Buffer App

Lately I’ve been thinking about changing my approach to how I handle my time on Twitter. While I still love writing on this weblog (and will continue to do so), there are occasional small bite-sized thoughts that I want to share that are under 140 characters.

In the past, I scoffed at third party services that tied into the Twitter API to allow you to do things like schedule Tweets in advance. It seemed like a strange thing to do, as I thought the brilliance of Twitter was spontaneity. The more I think about it now though, scheduling Tweets to be sent out later is no big deal. In fact, I have started to embrace that ideology and find that I enjoy using Twitter even more.

This brings me to what I want to share with everyone today. I encountered a really kick-ass tool recently, and it’s called Buffer, which is founded by developer and entrepreneur Joel Gascoigne.

Buffer is a really slick webapp that allows you to re-gain control of your busy day by providing, what I like to think as a “scratch pad” for drafting Tweets. In my experience with it, its been fantastic.

User experience

Creating an account is quick, simple and free. You can even be up and running in a couple of minutes. Once you login, the only real work you need to do is add your Twitter account(s) and give authorization to Buffer.

The “My Buffer” section allows you to quickly compose a tweet and shorten any links that you have included. Of course, you can include your own pre-shortened links, or if you use something like bit.ly, you can add your API access key so that any click throughs you receive will be tracked through your bit.ly account.

If you are a newbie to Twitter or perhaps you are experiencing writers block, you can use Buffer’s “Suggest me a Tweet” button to Tweet out something pre-written. I don’t know how popular that feature is, but I’m sure it will appeal to a small niche.

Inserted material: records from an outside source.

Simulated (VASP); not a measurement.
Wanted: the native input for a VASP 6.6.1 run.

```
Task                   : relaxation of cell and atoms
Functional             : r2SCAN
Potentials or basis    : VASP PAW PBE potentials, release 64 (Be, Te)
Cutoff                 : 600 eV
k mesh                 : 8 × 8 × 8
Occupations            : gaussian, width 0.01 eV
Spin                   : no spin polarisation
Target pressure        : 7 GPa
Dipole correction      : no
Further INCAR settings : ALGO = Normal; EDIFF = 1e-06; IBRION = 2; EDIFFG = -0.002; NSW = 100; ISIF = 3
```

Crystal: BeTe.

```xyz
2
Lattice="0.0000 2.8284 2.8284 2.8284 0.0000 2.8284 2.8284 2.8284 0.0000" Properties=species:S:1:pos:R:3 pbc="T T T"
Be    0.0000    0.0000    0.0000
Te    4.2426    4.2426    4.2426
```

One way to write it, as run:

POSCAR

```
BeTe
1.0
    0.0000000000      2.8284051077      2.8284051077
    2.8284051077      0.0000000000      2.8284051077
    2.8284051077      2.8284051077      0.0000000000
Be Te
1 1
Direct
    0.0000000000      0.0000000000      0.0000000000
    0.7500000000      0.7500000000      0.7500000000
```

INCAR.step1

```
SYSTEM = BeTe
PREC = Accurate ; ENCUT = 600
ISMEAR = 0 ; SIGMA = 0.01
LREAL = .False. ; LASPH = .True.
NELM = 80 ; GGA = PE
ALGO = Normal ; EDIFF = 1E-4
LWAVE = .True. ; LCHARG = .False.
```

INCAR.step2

You can schedule your Tweets to go out at specific times during the day. With the free account, you are limited to a maximum of 5 different times during the day, but you can upgrade to a paid account starting at a measly $5 per month which lifts that restriction.

Once you start scheduling a few Tweets, you can go to the “Analytics” tab and check out the status of past sent Tweets, and view how many re-Tweets and people they reached. One thing I love in particular about this feature is that this is rendered using HTML and doesn’t rely on any sort of processor intensive plug-in (ahem Flash, yes you). I know perhaps not all will appreciate this, but I know as a picky Mac user that level of design thoughtfulness is extremely welcome.

The web interface is a very pleasant place to be with its mostly subtle grey and black hues. Although I love spending a lot of time there, the folks at Buffer offer up a Chrome and Safari extension which is handy if you land on a webpage with something interesting that you might want to share, but not necessarily Tweet that very second. With one click it will send that link to your Buffer for later scheduling. For those not into extensions, they also provide a simple bookmarklet which is just as serviceable.

Feature wishlist and feedback

Buffer is still a young app, however, it’s growing at a fastidious pace. There are a few things I’d love to see added to it though.

I’d love to see them add support for more URL shortening services other than just bit.ly. I primarily use Adjix, but adding support for CloudApp, Google, and a few others would be welcome as a well.

I’ve already been in touch with Joel Gascoigne on a number of occasions and he’s been super responsive to some of the feedback about the product that I provided. I’ll continue to use Buffer as a happy paid user and will keep tabs on its progress.


If you are a pretty busy person or even feel like you need a great way to compose and draft Tweets that you’d like to be spread out over the course of a day, I strongly recommend Bufferapp.